Friday, January 25, 2008

Murder, copyright law, Washington, D. C. and Pyongyang: books and reviews

Here is a set of mini-reviews of books I've recently read.

I just read my first ever George Pelecanos book, Soul Circus, which is one of the series of Derek Strange, P. I. novels. I found Soul Circus to be very good. The story starts out with everything going well for Strange and his partner Terry Quinn, who have an urban detective agency in Washington, D. C. However, Quinn is uncomfortable with the job that opens the story, and sounds of the upcoming train wreck start to echo long before the collision happens; a literary Doppler effect, perhaps. This is one book where I accidentally saw comments by others at Amazon. Hmmm... Well, the book deals with the reality of how gun laws in Virginia and nearby States affect life and death in the Capitol. It's curious how people often want to kill the messenger rather than face the message (referring to some of the comments by other readers). Anyway, this is not a perfect novel, but the flaws are relatively minor: in particular, the character and motivation of Quinn are hard to understand (though reading the earlier books would undoubtedly help, given the hints that we do find about his recent past). Nevertheless, there is a highly-authentic feel to the writing, a great use of music to add to the atmosphere, and a tough set of moral ambiguities, and no-so-ambiguous issues, to deal with. If you like crime fiction to move fast, hit hard, and illuminate rather than sugar-coat life, this is well-worth reading.

Errors and Omissions, by Paul Goldstein, is a novel that fell short of my hopes, but that still maintained a good flow and storyline almost all the way through. It deals with legal rights of ownership by artists and writers, ethics in Hollywood (or the lack thereof), the McCarthy era blacklists, and murder. The book also deals with the effects of the past on people, even many decades later, and gives an unromantic picture of alcoholism. Errors and Omissions is a legal thriller with a fresh perspective, though the plot needed more planning- every now and then the story seems to tread water. I can still say I'm glad that I read the book, which managed to mix a lot of fascinating and tragic history into the contemporary tale, and I hope to see more from the author.

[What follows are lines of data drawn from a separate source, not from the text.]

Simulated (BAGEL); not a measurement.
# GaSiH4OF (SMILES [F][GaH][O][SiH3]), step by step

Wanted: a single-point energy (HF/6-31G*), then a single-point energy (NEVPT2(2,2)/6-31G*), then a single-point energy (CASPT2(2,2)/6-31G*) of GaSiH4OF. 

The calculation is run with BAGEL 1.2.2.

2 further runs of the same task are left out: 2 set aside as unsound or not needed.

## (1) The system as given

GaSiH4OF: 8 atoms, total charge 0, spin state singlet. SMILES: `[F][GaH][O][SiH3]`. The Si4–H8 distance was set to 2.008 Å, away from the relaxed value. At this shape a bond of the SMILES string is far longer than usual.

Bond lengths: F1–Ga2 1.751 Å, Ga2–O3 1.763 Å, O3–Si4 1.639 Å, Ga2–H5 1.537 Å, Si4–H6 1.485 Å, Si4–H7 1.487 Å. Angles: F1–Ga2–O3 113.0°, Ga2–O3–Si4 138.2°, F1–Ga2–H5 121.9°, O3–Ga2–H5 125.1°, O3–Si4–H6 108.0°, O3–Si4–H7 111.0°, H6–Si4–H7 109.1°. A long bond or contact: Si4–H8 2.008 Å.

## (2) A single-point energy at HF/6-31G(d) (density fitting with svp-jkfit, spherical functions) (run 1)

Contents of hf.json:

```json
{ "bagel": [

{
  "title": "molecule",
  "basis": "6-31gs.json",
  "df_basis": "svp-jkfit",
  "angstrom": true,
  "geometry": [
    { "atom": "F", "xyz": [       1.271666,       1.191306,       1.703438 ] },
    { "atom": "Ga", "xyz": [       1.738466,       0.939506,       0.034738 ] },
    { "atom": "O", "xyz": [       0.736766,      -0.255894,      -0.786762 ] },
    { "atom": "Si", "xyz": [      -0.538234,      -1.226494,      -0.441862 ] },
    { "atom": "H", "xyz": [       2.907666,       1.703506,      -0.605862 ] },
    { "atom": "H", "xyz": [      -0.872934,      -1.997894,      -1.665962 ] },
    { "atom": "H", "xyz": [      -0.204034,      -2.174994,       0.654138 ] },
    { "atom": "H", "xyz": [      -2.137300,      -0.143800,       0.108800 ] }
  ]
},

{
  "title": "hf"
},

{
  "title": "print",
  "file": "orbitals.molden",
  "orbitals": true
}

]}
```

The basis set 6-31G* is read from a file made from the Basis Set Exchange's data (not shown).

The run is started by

A Corpse in the Koryo was published under the pseudonym James Church. The author is a former intelligence officer who was stationed for many years in Asia, and he gives us a very unusual story because of the setting: North Korea. In fact, "The Koryo" is a major hotel in Pyongyang, the capitol of North Korea. In part a Pyongyang police procedural, the novel presents a complex and compelling story told by the protagonist, Inspector O, in a series of reminiscences that are inter-cut with a current interrogation. The glimpse of North Korean culture is fascinating, and there is plenty of action to keep the story going at fast pace, though things never accelerate beyond the author's ability to control the trajectory of the plot. An occasional war-time or childhood memory from Inspector O helps moderates the pace, but these are always a pleasure to read rather than merely a literary device. I did detect a bit of a shift in the Inspector's personality in the last third of the book, but that may have been an illusion because I read much of that out loud, clearly a different experience from solitary reading in the middle of the night. I also need to mention that, somewhat to my surprise, I don't think I understood everything that took place in the story, but this confusion and the many levels of alliances and treachery probably added realism to the story. I doubt that many events in North Korea are ever fully understood by its people, given all of the forces at play and the way that information is controlled; for example, military security is at odds with both state security and local police, and all vie for control of corrupt operations. This is the best book of the three mentioned here, and I'm happy to see that there is another Inspector O mystery to read.